Housing for everybody?
The four-year housing plan presented by the Cristina Fernández de Kirchner administration on Tuesday evening is not immune from criticism (no mortgage credit scheme is ultimately compatible with the current levels of inflation which the government continues to ignore) but not even its harshest detractors could deny that it is the most ambitious solution proposed in the last decade and beyond for an increasingly glaring housing shortage — and certainly more serious than the preceding “Shared Dreams” projects so grossly mismanaged by the Schoklender brothers in the name of the Mothers of Plaza de Mayo. This plan projecting an annual 100,000 housing starts is not just about putting more bricks in the wall —it seeks to replace dollars with peso credits as the financial basis of the market. If successful, this plan would be a genuine case of “growth with social inclusion” by not only providing a Keynesian economic booster in hard times creating 100,000 jobs a year (apparently the government’s favourite number at the moment) but also placing housing within reach of the 80 percent of Argentines earning less than 5,000 pesos a month (according to last Friday’s CTA protest).

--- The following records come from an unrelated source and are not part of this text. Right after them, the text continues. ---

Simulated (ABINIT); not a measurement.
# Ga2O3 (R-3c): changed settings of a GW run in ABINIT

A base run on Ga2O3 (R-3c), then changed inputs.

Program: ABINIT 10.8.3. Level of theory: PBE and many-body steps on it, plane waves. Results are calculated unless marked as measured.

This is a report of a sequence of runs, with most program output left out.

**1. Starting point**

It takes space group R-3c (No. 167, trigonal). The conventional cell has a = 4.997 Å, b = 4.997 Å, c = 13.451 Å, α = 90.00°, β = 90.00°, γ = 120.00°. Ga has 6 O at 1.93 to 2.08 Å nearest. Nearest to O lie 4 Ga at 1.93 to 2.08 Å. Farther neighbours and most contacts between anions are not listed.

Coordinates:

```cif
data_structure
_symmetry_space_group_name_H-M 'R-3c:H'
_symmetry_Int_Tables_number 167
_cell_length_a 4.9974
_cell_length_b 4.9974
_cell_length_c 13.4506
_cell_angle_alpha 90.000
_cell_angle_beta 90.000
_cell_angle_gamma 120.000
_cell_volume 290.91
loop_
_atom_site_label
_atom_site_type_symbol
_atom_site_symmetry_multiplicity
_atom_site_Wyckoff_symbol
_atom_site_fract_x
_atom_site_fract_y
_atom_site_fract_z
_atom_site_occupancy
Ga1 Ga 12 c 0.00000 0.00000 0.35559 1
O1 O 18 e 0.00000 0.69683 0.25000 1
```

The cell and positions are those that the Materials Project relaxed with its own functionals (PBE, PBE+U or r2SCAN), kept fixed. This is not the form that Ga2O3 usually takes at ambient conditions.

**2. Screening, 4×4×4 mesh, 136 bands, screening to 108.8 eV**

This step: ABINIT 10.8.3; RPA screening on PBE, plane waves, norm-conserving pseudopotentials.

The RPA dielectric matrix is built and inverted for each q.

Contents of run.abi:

Perhaps this plan will fare best to the extent that it sticks to housing and not allows itself to be distracted by collateral aims.
Thus dethroning the dollar should only be a consequence of this scheme, not its primary objective — the idea should be to create a strong housing market beyond dollarization and not crush the greenback by obliterating the real estate industry, removing both the baby and the bathwater. Nor should the benefits be seen as mainly political to regain the initiative by announcing a megaplan of high impact. In terms of political drama, this plan can hardly compete with the uniquely epic dimensions of the YPF expropriation only two months ago (and already almost forgotten in the public mind) — housing announcements lack novelty value (remember Domestic Trade Secretary Guillermo Moreno’s 2006 plan whereby each rent payment would be a step towards home ownership?). Talking about YPF, there is also the danger of “putting too many straws into the same gourd,” as the local saying has it — if this plan is worth 20 billion pesos, where will the money to develop shale oil come from and why is this scheme working through the social security system instead of the National Mortgage Bank?
But to repeat, even a unilateral plan begging many questions is better than “Shared Dreams.”